“You cannot be indifferent to the suffering of the world or its potential,” she said. “You can change the world, through acts both great and small.”
Professor Karlan, a baseball fan, urged grads to follow the advice of “America’s greatest philosopher,” Yogi Berra, who advised, “When you come to a fork in the road, take it.”
“Sometimes we should refuse to choose,” she said. “You’re not facing a choice between being a public interest lawyer or being a sellout. Truly great lawyers…take both paths from the fork. They use their gifts to give back to the community, as well as to take care of themselves and the people they love. They make corporations more responsible. They prosecute crime. They pave the road for new technologies to bring life-saving and life-enhancing products to the market. They defend the accused.”

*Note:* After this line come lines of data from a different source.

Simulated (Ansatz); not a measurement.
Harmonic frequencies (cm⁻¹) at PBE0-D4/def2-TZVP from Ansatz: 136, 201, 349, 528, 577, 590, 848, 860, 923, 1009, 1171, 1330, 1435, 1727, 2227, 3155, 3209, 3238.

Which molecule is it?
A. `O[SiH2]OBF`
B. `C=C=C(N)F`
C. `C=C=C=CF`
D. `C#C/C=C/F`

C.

Professor Karlan quoted from the opening sentence of David Copperfield—“Whether I shall turn out to be the hero of my own life, or whether that station will be held by anybody else, these pages must show”—and challenged students to become the heroes of their own lives, while at the same time, being mindful of those less fortunate.
“The pages of the briefs you file and the memoranda you write and the opinions you publish…should be a part of making your own lives heroic. And you should use the gifts luck and Yale have given you to enable people who have been excluded from the great good fortunes all of us have enjoyed to become the heroes of their lives as well.”